- The abridged version of The Phenix City Story is that Phenix City, Alabama is terrible in every possible way, both in real life and in fiction. As portrayed in Phil Karlson's documentary-style film, this diminutive municipality located near the Georgia border is a den of utter lawlessness. In the infamous "Poppy Club" on 14th Street, the band sings about how the city is known for its "fancy women, slot machines, and booze." Although many of the soldiers visiting from nearby Fort Benning appear to be having a good time, those that complain about the loaded dice or marked cards are beaten up and tossed out on the street, where the corrupt cops gladly haul them off.

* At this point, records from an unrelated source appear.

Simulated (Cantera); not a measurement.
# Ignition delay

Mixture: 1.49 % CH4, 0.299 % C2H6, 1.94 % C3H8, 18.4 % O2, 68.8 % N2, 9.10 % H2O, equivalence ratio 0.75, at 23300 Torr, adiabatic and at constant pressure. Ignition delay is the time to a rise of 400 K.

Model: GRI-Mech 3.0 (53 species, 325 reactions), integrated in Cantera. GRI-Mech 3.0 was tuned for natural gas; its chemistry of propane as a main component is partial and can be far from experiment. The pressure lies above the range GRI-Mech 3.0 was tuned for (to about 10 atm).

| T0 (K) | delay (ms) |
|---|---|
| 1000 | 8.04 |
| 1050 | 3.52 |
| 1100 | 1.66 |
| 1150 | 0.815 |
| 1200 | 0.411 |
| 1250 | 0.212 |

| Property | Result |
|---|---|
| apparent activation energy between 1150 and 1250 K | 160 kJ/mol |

- To hear the locals discuss it, this has been business-as-usual in Phenix City for the past 100 years. The local kingpin, a wonderfully charming and unassuming man named Tanner (Edward Andrews), drops in on a lawyer named Albert Patterson (John McIntire) just to make sure that he's not going to stir up any trouble, but Patterson assures him that he has no interest in acting either for or against the town's criminal element. The trouble is, Patterson's son John (Richard Kiley) has returned from military service in Germany, where he became accustomed to prosecuting war criminals. Having witnessed one of Tanner's thugs (John Larch) attack a pair of respectable townspeople (Biff McGuire, George Mitchell), John can't help but jump into the fray. After a few further acts of violence, even Albert Patterson is convinced to run for State Attorney General to combat Tanner and his powerful syndicate.
- The film's most harrowing moments surely involve those further acts of violence, which include the dynamiting of a family home, a child on a bike being run off the road, and, most notably, the murder of a young girl whose father (James Edwards) assisted John in a bar brawl. Which brings us to the most interesting aspect of The Phenix City Story. Despite its 13-minute newsreel prologue that features reporter Clete Roberts interviewing several of the film's real-life antecedents, the detail about the dead girl is completely fictional. Normally, this wouldn't be so bad - after all, everyone agrees that real murders, eventually including that of Albert Patterson himself, were committed in Phenix City. The issue is that the film's young girl and her father are black, whereas the real-life John Patterson went on to win the governorship of Alabama on a pro-segregation ticket. If anything, avenging the death of a black girl would have hurt his campaign! Somehow reality proves more awful than fiction in this otherwise incredibly compelling tale of the many ways that corruption can threaten democracy.